The MicTranscriber class provides a convenient wrapper around the Transcriber for capturing and transcribing live audio from your system’s microphone.
Quick Start
Download a model
python -m moonshine_voice.download --language en
Run the microphone transcriber
python -m moonshine_voice.mic_transcriber --language en
This will start listening to your default microphone and display transcriptions in real-time.
Basic Usage
Create a microphone transcriber and add event listeners:
from moonshine_voice import MicTranscriber, TranscriptEventListener, ModelArch
from moonshine_voice import get_model_for_language
import time
# Get model path and architecture
model_path, model_arch = get_model_for_language("en")
# Create microphone transcriber
mic_transcriber = MicTranscriber(
model_path=model_path,
model_arch=model_arch
)
# Define event listener
class MyListener(TranscriptEventListener):
def on_line_completed(self, event):
print(f"Transcription: {event.line.text}")
mic_transcriber.add_listener(MyListener())
# Start listening
mic_transcriber.start()
try:
while True:
time.sleep(0.1)
except KeyboardInterrupt:
mic_transcriber.stop()
mic_transcriber.close()
Configuration Options
Customize the microphone transcriber with these parameters:
mic_transcriber = MicTranscriber(
model_path=model_path,
model_arch=ModelArch.TINY_STREAMING,
update_interval=0.5, # How often to update transcription (seconds)
device=None, # Audio device index (None = default)
samplerate=16000, # Sample rate in Hz
channels=1, # Number of audio channels (mono)
blocksize=1024 # Audio buffer size
)
Audio Device Selection
To list available audio devices:
import sounddevice as sd
# List all audio devices
print(sd.query_devices())
# Use a specific device by index
mic_transcriber = MicTranscriber(
model_path=model_path,
model_arch=model_arch,
device=2 # Use device at index 2
)
Set device=None (default) to use your system’s default microphone.
Terminal Display with Live Updates
Create an interactive terminal display that updates in real-time:
import sys
from moonshine_voice import TranscriptEventListener, TranscriptLine
class TerminalListener(TranscriptEventListener):
def __init__(self):
self.last_line_text_length = 0
def update_last_terminal_line(self, line: TranscriptLine):
# Add speaker prefix if available
if line.has_speaker_id:
speaker_prefix = f"Speaker #{line.speaker_index}: "
else:
speaker_prefix = ""
new_text = f"{speaker_prefix}{line.text}"

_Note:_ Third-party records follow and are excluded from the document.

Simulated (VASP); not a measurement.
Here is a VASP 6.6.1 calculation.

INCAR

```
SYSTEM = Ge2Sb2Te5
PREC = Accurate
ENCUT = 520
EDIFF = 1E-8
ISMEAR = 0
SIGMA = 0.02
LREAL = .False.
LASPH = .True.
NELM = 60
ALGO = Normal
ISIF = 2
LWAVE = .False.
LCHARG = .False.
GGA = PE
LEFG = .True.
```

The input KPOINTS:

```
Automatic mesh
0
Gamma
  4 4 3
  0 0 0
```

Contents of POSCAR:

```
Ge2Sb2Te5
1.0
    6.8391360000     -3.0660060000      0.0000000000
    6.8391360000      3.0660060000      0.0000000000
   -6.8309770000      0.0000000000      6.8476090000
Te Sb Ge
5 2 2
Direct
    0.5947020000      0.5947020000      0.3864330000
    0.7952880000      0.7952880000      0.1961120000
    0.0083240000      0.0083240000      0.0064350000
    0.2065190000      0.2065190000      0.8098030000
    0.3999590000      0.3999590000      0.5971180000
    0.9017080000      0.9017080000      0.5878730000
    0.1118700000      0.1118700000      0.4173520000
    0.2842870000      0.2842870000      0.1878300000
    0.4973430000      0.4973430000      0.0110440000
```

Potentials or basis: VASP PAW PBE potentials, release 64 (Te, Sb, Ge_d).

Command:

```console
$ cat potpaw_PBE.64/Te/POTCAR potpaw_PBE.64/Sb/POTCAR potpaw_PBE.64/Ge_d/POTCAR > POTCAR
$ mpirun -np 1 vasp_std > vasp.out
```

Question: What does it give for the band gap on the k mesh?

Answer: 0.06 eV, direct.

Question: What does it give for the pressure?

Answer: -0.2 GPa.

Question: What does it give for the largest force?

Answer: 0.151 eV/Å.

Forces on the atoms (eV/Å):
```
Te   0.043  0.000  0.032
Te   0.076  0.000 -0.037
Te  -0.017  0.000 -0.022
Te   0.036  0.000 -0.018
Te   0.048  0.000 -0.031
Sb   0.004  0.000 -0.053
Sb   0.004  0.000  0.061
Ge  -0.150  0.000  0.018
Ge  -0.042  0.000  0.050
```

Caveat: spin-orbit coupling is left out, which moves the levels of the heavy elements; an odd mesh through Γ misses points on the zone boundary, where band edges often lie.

# Overwrite previous line using carriage return
print(f"\r{new_text}", end="", flush=True)
# Clear any remaining characters from previous line
if len(new_text) < self.last_line_text_length:
diff = self.last_line_text_length - len(new_text)
print(f"{' ' * diff}", end="", flush=True)
self.last_line_text_length = len(new_text)
def on_line_started(self, event):
self.last_line_text_length = 0
def on_line_text_changed(self, event):
self.update_last_terminal_line(event.line)
def on_line_completed(self, event):
self.update_last_terminal_line(event.line)
print("\n", end="", flush=True) # New line after completion
# Use terminal listener for interactive display
if sys.stdout.isatty():
listener = TerminalListener()
else:
# Fallback for non-terminal output
class FileListener(TranscriptEventListener):
def on_line_completed(self, event):
print(event.line.text)
listener = FileListener()
mic_transcriber.add_listener(listener)
The terminal listener uses carriage returns (\r) to overwrite the current line, providing a smooth real-time update experience.
Event Listeners
The MicTranscriber supports the same event listener interface as Transcriber:
class DetailedListener(TranscriptEventListener):
def on_line_started(self, event):
print(f"\n[Started] {event.line.text}")
def on_line_text_changed(self, event):
print(f"[Update] {event.line.text}")
def on_line_completed(self, event):
line = event.line
print(f"[Done] {line.text}")
print(f" Duration: {line.duration:.2f}s")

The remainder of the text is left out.